Forest management activities (e.g. thinning, coppicing, harvesting) generally enhance provisioning ES (e.g. timber, biomass) but could have negative effects on supporting ES such as soil formation and protection (de Groot et al. 2010; Cimon-Morin et al. 2013; Biber et al. 2015). This trade-off generates externalities that are not incorporated when decision making is driven by financial analyses focused on products. On the other hand, there could be win-win scenarios, considering that some forest interventions may enhance understory diversity and species richness in afforestation’s by releasing resources at soil level (Battles et al. 2001). In this way, multiple ES response to management might be complex.

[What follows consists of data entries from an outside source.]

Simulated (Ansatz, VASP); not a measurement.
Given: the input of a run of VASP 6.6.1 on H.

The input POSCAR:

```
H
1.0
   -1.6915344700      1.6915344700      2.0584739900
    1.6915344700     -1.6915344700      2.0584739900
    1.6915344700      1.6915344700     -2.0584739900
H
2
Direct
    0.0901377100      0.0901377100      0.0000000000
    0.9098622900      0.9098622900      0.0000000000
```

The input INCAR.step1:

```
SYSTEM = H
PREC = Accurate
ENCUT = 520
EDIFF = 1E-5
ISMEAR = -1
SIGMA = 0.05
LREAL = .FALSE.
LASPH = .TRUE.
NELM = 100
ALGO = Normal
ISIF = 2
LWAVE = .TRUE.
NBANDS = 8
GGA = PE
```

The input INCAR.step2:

The effects of forest intervention intensity on plant diversity can vary according to site conditions. The Dynamic Equilibrium Model (DEM) proposed by Huston (2014) predicts that site productivity will modulate the effects of harvesting intensity (seen as a disturbance gradient) on diversity (Huston 2014). Sites with greater productivity should tolerate more (or even benefit from) harvesting intensity.
Biomass harvest is an effective practice to reduce fuel load and fire spread probability (Regos et al. 2016) and consequently could improve the fire protection ES that mitigates or prevents fire damage to human health, safety, and livehoods (e.g. the usage of natural resources, tourism) (Haines-Young and Potschin 2018; Sil et al. 2019). This is especially important in a changing climate where temperatures are expected to rise (Halofsky et al. 2017). Nevertheless, forest intervention changes site environmental conditions. Forest openings increases temperatures, fluctuations of temperatures and wind speed, and reduces relative humidity (Trentini et al. 2017). These environmental changes at stand level may favor a reduction in live fuel moisture content (LFMC) of foliage on the remnant stand (Pollet and Omi 2002). LFMC is a key trait in determining communities’ flammability being correlated with several flammability traits (Cornelissen et al. 2003). Therefore, partial harvesting could increase fire spread probability through changes in LFMC content in the remnant stand but also reduce it by changing the fuel amount of the stand. This has been already documented at a global scale (Oddi 2018) and may be expected to occur at stand level through harvesting intensity gradients.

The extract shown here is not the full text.